Blog Post

Create Returns for Your Corporate Legal Team

March 27, 2019

In the corporate world, we talk about “value,” “returns” and “bottom line” as if we’re shy about the real issue: Money. Legal departments and the general counsel who lead them have always been measured largely by their ability to reduce costs without diminishing the quality of their performance — and as we break into 2019, a time with quantum computing and virtual reality, there’s no denying that legal technology is key to bringing money into the business.

But there are a number of tools out there, and they’re all very much the same. So how do you ensure that the returns you create for your legal team will ultimately offset the thousands of dollars you might spend on a software license?
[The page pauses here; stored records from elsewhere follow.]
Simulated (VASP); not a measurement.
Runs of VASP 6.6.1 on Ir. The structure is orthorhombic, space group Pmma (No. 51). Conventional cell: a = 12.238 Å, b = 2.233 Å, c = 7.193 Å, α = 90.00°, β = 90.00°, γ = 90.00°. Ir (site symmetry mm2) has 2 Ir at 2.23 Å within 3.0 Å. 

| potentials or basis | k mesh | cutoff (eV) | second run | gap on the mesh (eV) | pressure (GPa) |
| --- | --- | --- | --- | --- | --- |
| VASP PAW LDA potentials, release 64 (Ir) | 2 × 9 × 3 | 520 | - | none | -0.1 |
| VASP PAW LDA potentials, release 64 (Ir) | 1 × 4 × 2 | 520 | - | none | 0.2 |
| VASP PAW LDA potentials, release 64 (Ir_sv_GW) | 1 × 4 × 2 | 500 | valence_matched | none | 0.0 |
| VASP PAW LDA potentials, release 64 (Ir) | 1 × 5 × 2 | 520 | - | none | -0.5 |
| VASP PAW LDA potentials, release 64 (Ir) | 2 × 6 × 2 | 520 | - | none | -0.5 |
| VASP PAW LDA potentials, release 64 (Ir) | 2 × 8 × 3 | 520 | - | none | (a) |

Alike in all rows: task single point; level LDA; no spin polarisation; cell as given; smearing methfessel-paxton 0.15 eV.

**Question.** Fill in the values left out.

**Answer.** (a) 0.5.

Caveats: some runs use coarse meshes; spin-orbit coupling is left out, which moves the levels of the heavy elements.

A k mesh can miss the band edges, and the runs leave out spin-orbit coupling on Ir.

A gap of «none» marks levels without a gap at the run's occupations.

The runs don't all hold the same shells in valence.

The truth is, it’s not just about what legal technology you have, but how you use it.

Extracting Business Value from Legal Technology: 5 Things to Consider

1. Are you sure you don’t already have what you need internally?

Legal experts around the world are completely awash with the notion of technology, but you can’t let your imagination get away from you. The only way to reach those returns with a technology investment is to align your corporate vision with the technology itself; you have to begin with a plan. And part of understanding what you need involves understanding what you have.

Often, when we think about legal technology and how it can elevate our internal corporate strategy, we think: What’s in the market that meets our current needs? And that’s important, of course, but before we even ask that question, we need to know: What are we currently using in-house and how can we better use that to amplify its value?

Your corporate legal team could be working at a slight disconnect from the really powerful tools that the business is already using, and before you even begin to consider a new investment, you have to bridge that knowledge gap. For example, procurement uses an enterprise resource planning (ERP) solution that is typically distinct from the legal team — but lawyers could leverage the same solution to manage their own processes with more visibility and control.

2. What are the limits of your current technology?

Once you get a grip on the technology you have and what it can do for you, the next question to ask is: What doesn’t it do?

That question is critical, because it helps you understand where you’ll need to make up for that lack with other purchases. If an AI tool is used to extract information from contracts, how do you visualize and communicate that information to the C-Suite? How easy is it to share that intelligence across your jurisdictions and between the different functions within your company?

For the corporate legal function, the key trait to look for is integration. When all of your tools can speak to each other, you save money on other, big-ticket items because knowledge sharing and other corporate processes become more efficient across the business.

3. Is it scalable?

In some sense, when we talk about integration, what we’re really talking about is scalability. In smaller companies, you might be able to get away with communication at a snail’s pace. But as the company grows and time constraints close in, stakeholders across departments and even countries will need to be able to access the intelligence locked inside your technology quickly, easily and cost-efficiently.

With an urgent need to solve for, you might be tempted to skip the forward-thinking and adopt a tool that eases that pain immediately. But you have to take a moment to think of the future of your company; where do you envision it going and how does this technology support that vision? The tool should be able to facilitate the way you manage information — if you launch a new strategic business initiative, how will the technology adjust to your new business needs? Before investing, think not only about how the technology fits in with your current strategy, but also about how its value might change in the future.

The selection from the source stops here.